Thanks to a burgeoning black bear population in the U.S., there are more and more encounters between those animals and humans. But researcher Lynn Rogers says only rarely is there anything to fear. Diane Toomey went on a walk in the woods with the bear scientist.



Transcript

CURWOOD: It’s Living on Earth. I’m Steve Curwood and coming up: the first breath – or sniff? – of spring. But first: black bears. They are coming back in earnest in the eastern United States. Where I live – about an hour outside of Boston – a mother bear and her cub were spotted just down the road a piece.

And last fall in New Jersey there were so many black bears the state held its first bear hunt in more than three decades. Bear and human interactions are way up in many parts of the country, ranging from backyard encounters to bears entering homes to raid kitchens. And one researcher says any problems lay with the attitudes of humans. Diane Toomey has this profile of bear scientist Lynn Rogers.

TOOMEY: It’s a chilly morning on the Massachusetts side of the Berkshire mountains. About a dozen people are gathered here today, in black bear country, in the hopes of tracking a bear.

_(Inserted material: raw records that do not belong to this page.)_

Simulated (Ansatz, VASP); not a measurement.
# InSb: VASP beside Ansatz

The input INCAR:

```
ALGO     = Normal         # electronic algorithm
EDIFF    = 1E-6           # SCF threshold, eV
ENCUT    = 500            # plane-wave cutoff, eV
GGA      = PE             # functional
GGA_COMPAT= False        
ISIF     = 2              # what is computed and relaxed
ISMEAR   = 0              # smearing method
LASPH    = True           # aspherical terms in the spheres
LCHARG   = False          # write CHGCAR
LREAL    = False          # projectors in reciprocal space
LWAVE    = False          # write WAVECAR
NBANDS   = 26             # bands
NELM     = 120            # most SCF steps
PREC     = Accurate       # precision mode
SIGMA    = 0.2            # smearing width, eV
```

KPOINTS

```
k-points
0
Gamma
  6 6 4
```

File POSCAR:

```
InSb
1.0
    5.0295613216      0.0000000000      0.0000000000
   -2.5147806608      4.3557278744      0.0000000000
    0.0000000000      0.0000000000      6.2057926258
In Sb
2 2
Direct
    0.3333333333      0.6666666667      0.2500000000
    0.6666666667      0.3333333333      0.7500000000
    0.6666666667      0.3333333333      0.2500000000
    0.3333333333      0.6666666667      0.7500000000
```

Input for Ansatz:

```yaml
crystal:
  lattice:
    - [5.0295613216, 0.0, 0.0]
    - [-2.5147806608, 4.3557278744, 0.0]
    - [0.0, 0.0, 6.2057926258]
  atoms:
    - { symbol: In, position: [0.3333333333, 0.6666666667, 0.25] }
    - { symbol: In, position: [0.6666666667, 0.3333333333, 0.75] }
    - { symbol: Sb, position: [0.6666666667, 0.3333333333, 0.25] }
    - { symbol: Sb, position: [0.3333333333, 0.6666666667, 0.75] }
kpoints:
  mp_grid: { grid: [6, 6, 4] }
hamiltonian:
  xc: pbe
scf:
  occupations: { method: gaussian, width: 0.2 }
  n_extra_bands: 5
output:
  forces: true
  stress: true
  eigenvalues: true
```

MAN: I’m here to meet people who like bears and to learn something.

TOOMEY: But even among this crowd, there’s a bit of trepidation. This woman recently had a close encounter with a bear right outside her front glass door.

WOMAN: I was face to face with this bear looking in. [LAUGHTER] And that really scared me. But I love the bears and I’m trying to work through that experience! [LAUGHTER]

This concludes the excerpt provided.